It has been revealed that exotic animal owner Terry Thompson, who let loose a mass of wild animals in Ohio recently, had a large backlog of unpaid taxes, marital problems, and previous animal abuse charges.
Tragedy struck Zanesville on Oct. 18, when Ohio officials were given no choice but to kill 48 exotic animals after Thompson released them from the Muskingum County Animal Farm on Tuesday shortly before committing suicide. Thompson, who owned the 46-acre reserve, was accused of animal abuse in the past, but due to Ohio’s relaxed laws on animal ownership, Thompson continued to run his menagerie.
Other reports indicate that Thompson owed the Internal Revenue Service $70,000 in back taxes, as well as having a history of marital problems.
Neighbors claim that Thompson’s incessant adoption of exotic animals, which included 18 Bengal tigers, 17 lions, six black bears, two grizzly bears, three mountain lions, a baboon and one wolf, forced the menagerie owner into massive debt.
“Once you have an exotic animal, you're somewhat tagged as someone who will take unwanted or abandoned animals. And that's how it grew,” said Thompson to government records.
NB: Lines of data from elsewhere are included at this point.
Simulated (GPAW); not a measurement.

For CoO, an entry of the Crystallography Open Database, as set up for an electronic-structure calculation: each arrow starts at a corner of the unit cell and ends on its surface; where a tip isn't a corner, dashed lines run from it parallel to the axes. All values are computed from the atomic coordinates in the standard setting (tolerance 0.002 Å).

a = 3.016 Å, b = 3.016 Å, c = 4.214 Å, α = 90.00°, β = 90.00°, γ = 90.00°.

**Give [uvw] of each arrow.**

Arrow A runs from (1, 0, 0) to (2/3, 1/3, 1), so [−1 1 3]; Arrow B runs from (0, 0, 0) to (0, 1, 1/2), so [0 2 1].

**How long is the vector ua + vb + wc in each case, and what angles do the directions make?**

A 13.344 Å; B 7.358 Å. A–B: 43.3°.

The government once attempted to confiscate 133 weapons from Thompson’s property. He even spent a year in federal prison for possession of unregistered weapons, and had returned only a few weeks before he committed suicide, ABC News reported.
According to public records released Friday, Oct. 21, Thompson traded guns for animals, and tapped into local auctions to continue expanding his exotic collection.
Although reportedly having marital problems with spouse Marian Thompson, animal expert Jack Hanna contended that Thompson’s wife wept uncontrollably when she learned of her husband’s death and the shooting of the animals.
“I understood she was very upset at me for taking her 'children' ... for someone killing her 'children’,” said Hanna to CBS.
Although the state of Ohio has recently announced an executive order that would put a moratorium on wild animal auctions as well as a review of all existing permits, Marian Thompson continues the fight to retrieve the remaining living animals, which include three leopards, two Celebes macaques and a young grizzly bear.
The animals are currently held at the Columbus Zoo under state orders for quarantine.